Fifty Shades of Grey
So sue me: a group of us went to see this movie. I was curious about what exactly was so exciting so many people, and I'm just not willing to devote the time necessary to read the three books.
The Thursday night theater was 90% full. About 80% of the attendees were women. The crowd had the sort of nervous energy you'd expect before a bull fight--or in an old-fashioned porn theater.
An hour later, the sounds I'd heard most were laughter--and almost never at the movie's intentional jokes. This film frequently was so bad it was funny.
Most of the time, though, it was dull. Deadly dull. Dakota Johnson, the female lead, had two moves: look up from under the hair, and bite the lip. Sometimes, she used them at the same time, a combination that seemed to be more than her co-star could resist. Neither worked for me. There was not a single second in the movie in which I found her hot, including when she was naked.
Johnson was, however, Katharine Hepburn and Meryl Streep combined in comparison to Jamie Dornan, who looked at all times as if he was seeking a way out of the film. Though I never found Johnson hot, she was at least clearly human; Dornan could easily have been a CGI character, the Jar Jar Binks of kink.

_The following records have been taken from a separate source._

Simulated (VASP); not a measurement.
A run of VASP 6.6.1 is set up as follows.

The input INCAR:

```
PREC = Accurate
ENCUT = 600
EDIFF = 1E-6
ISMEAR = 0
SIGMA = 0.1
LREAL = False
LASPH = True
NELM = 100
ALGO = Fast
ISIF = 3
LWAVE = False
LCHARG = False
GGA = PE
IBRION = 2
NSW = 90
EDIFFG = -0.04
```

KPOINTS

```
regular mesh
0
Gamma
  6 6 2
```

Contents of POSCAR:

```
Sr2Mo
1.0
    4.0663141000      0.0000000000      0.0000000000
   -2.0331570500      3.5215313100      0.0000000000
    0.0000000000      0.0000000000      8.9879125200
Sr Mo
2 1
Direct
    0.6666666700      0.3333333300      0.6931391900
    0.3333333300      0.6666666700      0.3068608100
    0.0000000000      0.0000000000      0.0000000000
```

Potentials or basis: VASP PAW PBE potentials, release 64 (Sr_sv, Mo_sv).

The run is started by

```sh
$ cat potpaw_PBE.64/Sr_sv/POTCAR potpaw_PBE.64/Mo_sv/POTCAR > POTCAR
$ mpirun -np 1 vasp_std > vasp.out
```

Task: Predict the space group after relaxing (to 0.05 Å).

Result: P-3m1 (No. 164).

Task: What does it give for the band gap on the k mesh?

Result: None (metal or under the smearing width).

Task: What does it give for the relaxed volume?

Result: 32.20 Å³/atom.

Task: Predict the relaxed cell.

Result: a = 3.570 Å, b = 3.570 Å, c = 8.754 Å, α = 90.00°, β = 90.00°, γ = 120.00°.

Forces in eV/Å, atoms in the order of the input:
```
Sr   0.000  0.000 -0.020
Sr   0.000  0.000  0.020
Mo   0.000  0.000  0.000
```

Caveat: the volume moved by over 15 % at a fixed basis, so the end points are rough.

Speaking of the kink, which I gather was supposed to be a key part of the books, I can say only that if you are considering this movie for that reason, you'd be better off staying home and trolling for porn snippets. The kink scenes had all the heat of a blast chiller. Not since Eyes Wide Shut have I found sex scenes this dull.
It probably sounds like I hated the movie. I didn't. Two hours passed relatively painlessly and with a modicum of giggles. To hate it, I'd have to care about it, and I didn't. Nothing in it ever made me care about either lead character or what they would do.
Because I haven't read the books, I can't tell you if liking them will make you like this movie, but perhaps it will.
Me, I'm looking forward to the real star of this weekend's films, Kingsman.
4 comments:
Just so we're clear, better or worse than Twilight?
Oh, you had to ask. That is rough. I guess I would have to call it a tie, with each being differently awful.
You guys have no respect for sadism or vampires. Besides, Edward Cullen sparkles. How can you not love a guy that sparkles? Hee hee
I find it very easy to dislike Edward Cullen.